Thursday, October 25, 2007

More Google Coolness - Blogger Style

Sometimes Google gets on a roll with getting new features out there.

First, this may have been there for a while, but I finally notice it tonight. You can now check a box after commenting to have all additional comments on a post emailed to you. About time, now maybe commenting discussion can being to improve on a wider scale with blogs. Blogger is at least trying now to go a little ways toward improving the poor blog commenting that some have discussed in the past.

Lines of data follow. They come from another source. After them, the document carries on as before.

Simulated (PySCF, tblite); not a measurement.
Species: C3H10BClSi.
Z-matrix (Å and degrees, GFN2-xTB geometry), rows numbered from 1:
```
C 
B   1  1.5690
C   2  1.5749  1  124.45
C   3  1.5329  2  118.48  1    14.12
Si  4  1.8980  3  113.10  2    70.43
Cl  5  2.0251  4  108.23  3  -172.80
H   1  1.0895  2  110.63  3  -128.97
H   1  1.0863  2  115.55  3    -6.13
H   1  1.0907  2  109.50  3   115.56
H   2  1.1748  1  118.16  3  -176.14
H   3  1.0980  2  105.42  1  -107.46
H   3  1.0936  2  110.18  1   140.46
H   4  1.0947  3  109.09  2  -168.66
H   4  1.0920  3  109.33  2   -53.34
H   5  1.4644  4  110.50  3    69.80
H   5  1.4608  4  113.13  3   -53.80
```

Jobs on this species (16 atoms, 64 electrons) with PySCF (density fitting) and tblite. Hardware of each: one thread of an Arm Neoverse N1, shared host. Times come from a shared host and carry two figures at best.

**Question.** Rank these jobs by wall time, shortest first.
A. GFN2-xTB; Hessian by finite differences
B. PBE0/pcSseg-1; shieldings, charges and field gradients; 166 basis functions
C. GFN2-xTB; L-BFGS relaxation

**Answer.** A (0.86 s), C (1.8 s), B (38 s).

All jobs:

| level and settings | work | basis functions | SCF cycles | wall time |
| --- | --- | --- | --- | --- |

Second, I continue to find good things at Blogger in draft. For those who haven't seen it, Blogger in draft is where Blogger first rolls out new things (primarily for blog site design for now) before giving it to the general public. To see this, just go to draft.blogger.com, rather than www.blogger.com. I noticed today that they now have available any of the literally hundreds of Google gadgets that are already available for places such as the Google personalized homepage. Now, I just have to find a way to wade through the cruft, and find the goodness.

On a separate note, as those who added it to their RSS will already have seen, I finally kicked off my financial advice site tonight. There is a link under my other sites in the sidebar, but the site is http://financiallysimple.blogspot.com if you are so inclined.

What's old IMAP is new IMAP again

Leave it to Google to make ancient software cool again. I switched from POP3 to IMAP back in 1997 while I was still going to school and working at U of I. I used it all the way up until I switched everything over to Gmail web-goodness. Most of that time, it seemed that almost nobody else cared or used IMAP, they were almost all using POP.

Now, suddenly, after Gmail introduces this feature it suddenly comes off as the newest and coolest thing around. Amazing. In my mind (and apparently a sentiment shared by others) it is long overdue. I actually wanted to switch the domain for one of my email addresses to Google Hosted a while back, and the lack of IMAP for use on my friend's cell phone was the reason we couldn't.

So, I now am so stuck on the gmail web experience that I really have no use for this feature, but since it was on one of my accounts, I decided to give it a whirl.

Overall, it looks like they have done a very good job with it. I think it appears to function well and I think all of the logistical questions that I have are now answered. Here are my thoughts.

The Good
  1. Labels show up as separate IMAP folders. Better still (and to answer one of my main questions), if you tag something with multiple labels it shows up in multiple folders under IMAP. Very nice.
  2. Inbox and folders are shown at the top level, and then hidden under a [Gmail] folder is essentially the folder list from the left-hand side of the web interface. Thus "all mail" and friends are available, but nicely hidden.
  3. Refer to #1. Now, try to go the other way. Dragging a message into a folder will automatically add that label to the message in gmail, copying to multiple will add all of them. Very slick.
The Bad
  1. Remember Gmail's fantastic idea that you never delete anything, you just archive it? Fantastic idea, I've raved like a lunatic about the value of data for a while now, and I use this as a shining example of how to do it right. Until you have to fetch all of those headers over IMAP... Outlook (my unfortunate choice of IMAP client) froze completely for about 10 minutes trying to pull this off. Most of that is Outlooks fault though. As long as you never fetch the headers for the "all mail" folder, this shouldn't be too terrible (maybe).
  2. This actually isn't anything against Google, it is against Microsoft. It turns out there wasn't as much bad as I expected, so this is filler. I setup the account in Outlook to use IMAP, and I happen to have a gmail address that is "something.somethingelse@gmail.com". Outlook politely warned me that my email address looked invalid, but then happily continued and worked perfectly. Morons. Reminds me of when BestBuy.com couldn't handle the hyphen in one of my email addresses. Read the email RFC's guys, this isn't hard.
So, good job Google. Your implementation of 1990's technology seems superb.